Regulatory Drumbeat on Operational Resilience Grows Louder with Fed Paper on ‘Sound Practices’

U.S. federal bank regulatory agencies have issued a much-anticipated paper on operational resilience, adding their voices to the chorus of global watchdogs calling on firms to enhance their resilience capabilities to wide-scale disruptive events before they significantly affect consumers, other businesses and the economy. The Federal Reserve, the Office of the Comptroller of the Currency and the Federal Deposit Insurance Corporation (the agencies) released the paper on October 30.

The paper, titled “Sound Practices to Strengthen Operational Resilience,” does not revise the agencies’ existing rules or guidance, or propose any new mandates. Rather, it draws from existing regulations, guidance, statements and common industry standards to create a set of practices for the largest and most complex domestic firms. The suggested practices are written specifically for U.S. banks with more than $250 billion in total consolidated assets or more than $100 billion in total assets with $75 billion or more in average cross-jurisdictional activity, average weighted short-term wholesale funding, average nonbank assets or average off-balance-sheet exposure. The agencies contend that these practices can help large institutions protect critical operations and core business lines from all major hazards, including technology-based failures, cyberattacks, natural disasters and third-party failures.
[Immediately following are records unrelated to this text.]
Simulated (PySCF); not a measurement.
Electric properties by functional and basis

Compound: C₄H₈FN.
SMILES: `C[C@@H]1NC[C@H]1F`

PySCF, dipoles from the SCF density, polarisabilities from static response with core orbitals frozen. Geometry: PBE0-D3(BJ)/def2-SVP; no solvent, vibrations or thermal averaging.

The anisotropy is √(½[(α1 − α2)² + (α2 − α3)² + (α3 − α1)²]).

Practices for Building Resilience

Consistent with existing regulations and guidance, the agencies offer numerous practices to promote sound and effective governance, operational risk management, business continuity management (BCM) and third-party risk management. Practices on conducting effective scenario analysis are also covered in the paper.

On governing resilience, the paper addresses the board and senior management’s roles in overseeing and implementing a resilience programme, including setting the firm’s risk appetite and articulating its tolerance for disruption. These strategies align with Protiviti’s recently published views on how the C-suite and the board can drive operational resilience.

Regarding BCM, the paper stresses the importance of business continuity plans in the management of market-and enterprise-wide stresses and idiosyncratic risks. It also suggests various practices to mitigate third-party risks, including prioritising third-party dependencies, monitoring vendor performance against service requirements, and identifying substitute services.

Finally, the paper delves into practices on maintaining secure and resilient information systems, surveillance and reporting of operational risks, and cyber risk management (Appendix A of the paper).

Our First Take on the Proposals

To date, the most significant effort by any financial regulator to create formal guidance around operational resilience has come from the United Kingdom, where supervisory authorities, led by the Bank of England, issued a series of coordinated consultation papers on the subject in July 2018 and December 2019. Most recently, in early August 2020, the Basel Committee on Banking Supervision released a consultative document that proposed a pragmatic yet flexible approach to operational resilience, one intended to be principles-based.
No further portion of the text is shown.